Installation

Requirements

  • Python 2.7, 3.5, 3.6, 3.7, or 3.8

Platforms

py_entitymatching has been tested on Linux (Ubuntu Xenial 16.04.6), macOS (High Sierra 10.13.6), and Windows 10.

Dependencies

  • pandas (provides data structures to store and manage tables)

  • scikit-learn (provides implementations for common machine learning algorithms)

  • joblib (provides multiprocessing capabilities)

  • pyqt5 (provides tools to build GUIs)

  • py_stringsimjoin (provides implementations for string similarity joins)

  • py_stringmatching (provides a set of string tokenizers and string similarity functions)

  • cloudpickle (provides functions to serialize Python constructs)

  • pyprind (library to display progress indicators)

  • pyparsing (library to parse strings)

  • six (provides functions to write compatible code across Python 2 and 3)

  • xgboost (provides an implementation for xgboost classifier)

  • pandas-profiling (provides implementation for profiling pandas dataframe)

  • pandas-table (provides data exploration tool for pandas dataframe)

  • openrefine (provides data exploration tool for tables)

  • ipython (provides better tools for displaying tables in notebooks)

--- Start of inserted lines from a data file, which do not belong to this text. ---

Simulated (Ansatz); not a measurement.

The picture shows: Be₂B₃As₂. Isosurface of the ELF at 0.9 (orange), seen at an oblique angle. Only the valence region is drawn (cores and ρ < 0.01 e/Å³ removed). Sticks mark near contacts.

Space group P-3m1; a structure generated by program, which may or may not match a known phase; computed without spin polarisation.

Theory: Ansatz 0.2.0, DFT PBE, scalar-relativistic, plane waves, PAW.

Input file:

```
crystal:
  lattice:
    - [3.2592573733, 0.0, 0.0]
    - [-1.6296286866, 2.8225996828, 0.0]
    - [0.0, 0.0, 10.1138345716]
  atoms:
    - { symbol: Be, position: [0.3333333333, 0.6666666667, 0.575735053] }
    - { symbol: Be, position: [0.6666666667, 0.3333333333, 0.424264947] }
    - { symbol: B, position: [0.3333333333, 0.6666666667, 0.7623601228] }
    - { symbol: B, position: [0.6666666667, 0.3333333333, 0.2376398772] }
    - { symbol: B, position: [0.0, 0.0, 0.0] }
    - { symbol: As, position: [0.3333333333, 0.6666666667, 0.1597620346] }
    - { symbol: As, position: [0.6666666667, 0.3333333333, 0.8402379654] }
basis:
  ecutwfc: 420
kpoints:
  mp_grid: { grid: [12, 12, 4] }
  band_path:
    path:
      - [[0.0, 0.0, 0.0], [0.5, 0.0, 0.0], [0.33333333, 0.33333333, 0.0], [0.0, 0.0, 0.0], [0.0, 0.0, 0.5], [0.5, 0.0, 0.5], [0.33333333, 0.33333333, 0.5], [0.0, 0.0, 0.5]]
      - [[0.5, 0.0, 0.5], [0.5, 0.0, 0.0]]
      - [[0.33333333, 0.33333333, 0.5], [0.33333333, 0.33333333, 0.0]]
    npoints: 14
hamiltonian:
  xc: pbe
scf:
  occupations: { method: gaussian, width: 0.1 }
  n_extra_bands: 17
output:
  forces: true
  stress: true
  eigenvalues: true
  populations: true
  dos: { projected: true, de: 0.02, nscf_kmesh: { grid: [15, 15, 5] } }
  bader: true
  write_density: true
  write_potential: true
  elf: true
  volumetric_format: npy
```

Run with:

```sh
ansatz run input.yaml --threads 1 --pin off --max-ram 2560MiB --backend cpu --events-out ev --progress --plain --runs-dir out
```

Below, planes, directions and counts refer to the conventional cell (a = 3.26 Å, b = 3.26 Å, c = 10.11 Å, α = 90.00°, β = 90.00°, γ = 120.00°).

  • scipy (dependency for skikit-learn)

See the project README <https://github.com/anhaidgroup/py_entitymatching/blob/master/README.rst> for more information.

C Compiler Required

Installing Using conda Before installing this package, you need to make sure that you have a C compiler installed. This is necessary because this package contains Cython files. Go here for more information about how to check whether you already have a C compiler and how to install a C compiler. After you have confirmed that you have a C compiler installed, you are ready to install py_entitymatching.

Installing Using pip

To install the package using pip, execute the following command:

pip install -U numpy scipy py_entitymatching

The above command will install py_entitymatching and all of its dependencies except XGBoost, pandastable, openrefine, and PyQt5. This is because pip can only install the dependency packages that are available in PyPI and PyQt5, XGBoost, pandastable are not in PyPI for Python 2.

  • To install PyQt5, follow the instructions at this page.

  • To install XGBoost, follow the instructions at this page.

  • To install pandastable follow the instructions at this page.

  • To install openrefine follow the instructions at this page.

Installing from Source Distribution

Clone the py_entitymatching package from GitHub

Then, execute the following commands from the package root:

pip install -U numpy scipy
python setup.py install

which installs py_stringmatching into the default Python directory on your machine. If you do not have installation permission for that directory then you can install the package in your home directory as follows:

python setup.py install --user

For more information see this StackOverflow link.

The above commands will install py_entitymatching and all of its dependencies, except PyQt5 and XGBoost.

This is because, similar to pip, setup.py can only install the dependency packages that are available in PyPI and PyQt5, pandastable, XGBoost are not in PyPI for Python 2.

  • To install PyQt5, follow the instructions at this page.

  • To install XGBoost, follow the instructions at this page.

  • To install pandastable follow the instructions at this page.

  • To install openrefine follow the instructions at this page.

Note

Currently, py_entitymatching supports a set of experimental commands that help users create an EM workflow. Some of these commands will require installing Dask. To install dask refer to this `page <http://dask.pydata.org/en/latest/install.html`_.